In the relatively thin strip of land between the village and the sea, large areas of salt marsh much used by birds for feeding and breeding are to be found.
On the Holme-next-the-Sea beach in the spring of 2050 BCE, a very large oak tree was felled and its stump was half-buried with the roots uppermost. About a year later, some smaller oaks were felled and from these 56 posts were cut. These were arranged in a circle around the upturned, central stump. This Bronze-Age monument, described by some archaeologists as being one of the most significant ever discovered, may have formed a type of ceremonial site - possibly with astronomical overtones. An alternative suggestion is that it may have been a site of 'excarnation' where, after death, bodies would be exposed to the elements to hasten the process of decomposition and help the spirit on its way to the afterlife.
Eventually the sea claimed the land where the Bronze-Age circle stood and the people who built it were long forgotten. There were no records that it ever existed until, almost 4,000 years after it was built, the ever shifting sands off the East Anglian coast reformed and revealed the structure once again to the eyes of man. The amazing structure was soon christened 'Seahenge' and became famous as Druids and modern-day pagans objected, including sit-in protests, against the decision by English Heritage to dig up the whole structure, remove it from the beach and preserve it.
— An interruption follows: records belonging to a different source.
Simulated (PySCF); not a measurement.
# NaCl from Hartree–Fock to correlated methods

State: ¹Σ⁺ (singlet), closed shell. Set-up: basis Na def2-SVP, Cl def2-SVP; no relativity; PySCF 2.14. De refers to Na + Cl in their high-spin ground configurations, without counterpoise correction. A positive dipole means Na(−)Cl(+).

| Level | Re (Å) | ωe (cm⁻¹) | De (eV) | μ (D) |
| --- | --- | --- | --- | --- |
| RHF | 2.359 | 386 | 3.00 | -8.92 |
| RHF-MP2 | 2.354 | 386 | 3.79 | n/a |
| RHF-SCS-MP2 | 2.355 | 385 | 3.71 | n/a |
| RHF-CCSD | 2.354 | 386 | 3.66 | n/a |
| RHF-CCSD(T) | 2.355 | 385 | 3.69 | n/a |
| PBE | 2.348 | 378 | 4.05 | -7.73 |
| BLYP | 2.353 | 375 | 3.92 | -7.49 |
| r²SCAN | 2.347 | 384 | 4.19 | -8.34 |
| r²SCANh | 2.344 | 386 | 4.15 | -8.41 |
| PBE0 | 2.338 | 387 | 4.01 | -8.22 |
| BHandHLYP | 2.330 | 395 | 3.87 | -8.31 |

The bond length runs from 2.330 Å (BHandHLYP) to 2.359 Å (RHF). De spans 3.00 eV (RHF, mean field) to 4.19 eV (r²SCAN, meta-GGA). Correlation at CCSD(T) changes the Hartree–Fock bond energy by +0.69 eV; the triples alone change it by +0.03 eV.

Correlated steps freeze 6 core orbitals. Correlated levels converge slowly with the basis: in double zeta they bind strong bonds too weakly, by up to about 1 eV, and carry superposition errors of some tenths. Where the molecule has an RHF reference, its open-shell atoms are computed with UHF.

Following a £1.2 million redevelopment the Lynn Museum in King's Lynn is now home to about half of the original timbers which are displayed in surroundings designed to replicate the beach site where they were discovered. There is also a life size replica of the Bronze Age circle. The entire display is accompanied by a free audio guide and interactive features which provide information about the people who created the monument and the details revealed by a study of the timbers.
This part of Norfolk is very popular with tourists and attracts visitors throughout the year. During the summer months the large beaches appeal to families, especially those with children, and at other times, notably during the spring and autumn migration periods, bird-watchers are always present.
The town of Hunstanton is nearby, about 3 miles to the south-west, so why not venture to quieter Holme-next-the-Sea after a trip to the seaside town?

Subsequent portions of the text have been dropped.